Herald Editorial - 30 July 2013

Council budget concerns should not trump justice

SO South Lanarkshire Council has lost its Supreme Court bid to allow it to continue withholding information relating to pay scales.
Does the council leadership truly believe this legal battle amounted to £100,0000 of public money well spent?

It is very difficult to see how. The local authority, which is currently fighting a £10m back- pay claim from 1500 female staff, must have known there was a high probability of losing. After its arguments had been rejected first by the Scottish Information Commissioner and then by the Court of Session, there was clearly a substantial risk that the Supreme Court too would rule against it, but the council ploughed on regardless. Now it faces a huge legal bill at a time when money is tight.

South Lanarkshire council tax payers could be forgiven for being angry. Such a sum of money would make a significant difference to any number of cash-strapped services funded by the council. This is the council, after all, that has warned 120 jobs are at risk as part of a £12m cuts package. Its legal costs are hefty and South Lanarkshire should not have risked incurring them; instead, it should have agreed to hand over the information when the Scottish Information Commissioner ordered it to do so. 

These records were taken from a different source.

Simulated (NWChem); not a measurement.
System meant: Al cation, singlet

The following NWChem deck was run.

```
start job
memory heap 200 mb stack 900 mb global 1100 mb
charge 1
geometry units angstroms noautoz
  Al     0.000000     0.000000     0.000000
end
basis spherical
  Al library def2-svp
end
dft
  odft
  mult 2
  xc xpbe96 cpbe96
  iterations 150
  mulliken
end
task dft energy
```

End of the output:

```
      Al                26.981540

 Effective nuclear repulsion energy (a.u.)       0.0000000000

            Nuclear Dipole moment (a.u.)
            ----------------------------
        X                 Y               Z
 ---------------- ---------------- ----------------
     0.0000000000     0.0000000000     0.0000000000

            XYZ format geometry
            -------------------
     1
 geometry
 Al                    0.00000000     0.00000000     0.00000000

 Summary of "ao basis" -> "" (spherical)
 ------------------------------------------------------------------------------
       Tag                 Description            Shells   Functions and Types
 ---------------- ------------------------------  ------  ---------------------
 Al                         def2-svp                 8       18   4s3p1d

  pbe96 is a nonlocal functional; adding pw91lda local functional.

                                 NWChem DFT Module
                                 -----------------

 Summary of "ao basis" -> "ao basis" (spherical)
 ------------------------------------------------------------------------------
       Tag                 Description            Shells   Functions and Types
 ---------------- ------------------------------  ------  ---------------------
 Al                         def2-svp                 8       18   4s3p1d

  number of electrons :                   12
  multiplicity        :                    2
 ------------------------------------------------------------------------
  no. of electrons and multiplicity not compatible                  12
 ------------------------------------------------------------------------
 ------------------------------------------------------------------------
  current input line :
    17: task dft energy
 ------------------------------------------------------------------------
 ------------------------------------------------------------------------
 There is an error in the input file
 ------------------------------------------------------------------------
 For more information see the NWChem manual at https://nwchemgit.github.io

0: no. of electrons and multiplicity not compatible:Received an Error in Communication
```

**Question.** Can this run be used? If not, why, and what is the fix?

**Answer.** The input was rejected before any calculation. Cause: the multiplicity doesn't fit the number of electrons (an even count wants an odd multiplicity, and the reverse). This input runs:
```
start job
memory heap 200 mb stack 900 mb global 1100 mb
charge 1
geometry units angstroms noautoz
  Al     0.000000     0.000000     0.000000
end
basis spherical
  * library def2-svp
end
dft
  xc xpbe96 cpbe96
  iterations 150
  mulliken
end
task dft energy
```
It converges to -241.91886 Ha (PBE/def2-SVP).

It is not only the council's unwise decision to risk wasting money pursuing the case to the Supreme Court that is at issue. It is also the fact of having proved itself so unwilling to be open about the information in question in the first place.

South Lanarkshire is not the only council to have faced equal pay claims. Many others have had to face up to their obligations. Whichever council it may be, it is not hard to understand the dismay councillors and officials must feel at the thought of potentially having to fund costly pay-outs to some workers at a time of fiscal retrenchment, but budgetary concerns cannot be allowed to trump the interests of justice. Where there is the suspicion that women have been discriminated against by being paid less than men for doing similarly skilled jobs, every council has a duty to investigate and right any wrongs that emerge, promptly. 

Where South Lanarkshire is concerned, its vehement attempts to block publication of pay banding information that might reveal whether women have been discriminated against, leave it open to the suspicion that it is less interested in rooting out examples of sex discrimination than in keeping its bills down. That is what will infuriate workers and rightly so. The current spate of sex discrimination claims being brought against councils are about trying to put right a long-standing wrong. Councils perceived as resisting what is right, will be judged, by employees and by voters, as acting dishonourably.

The equal rights campaigner Mark Irvine has called on South Lanarkshire council leader Eddie McAvoy to resign, as being "ultimately responsible" for this waste of public money. The council certainly has questions to answer about the decision to push this serially unsuccessful case so far.

What The Papers Say (4) - 30 July 2013

South Lanarkshire Council loses pay scale disclosure challenge


A council had no right to withhold information on its salary scales from an equal pay campaigner, the UK's highest court ruled following a £100,000 legal battle.
Action 4 Equality Scotland campaigner Mark Irvine wanted to know if South Lanarkshire Council had paid more money for jobs traditionally done by men, and had asked the council for details about its pay scales in May last year.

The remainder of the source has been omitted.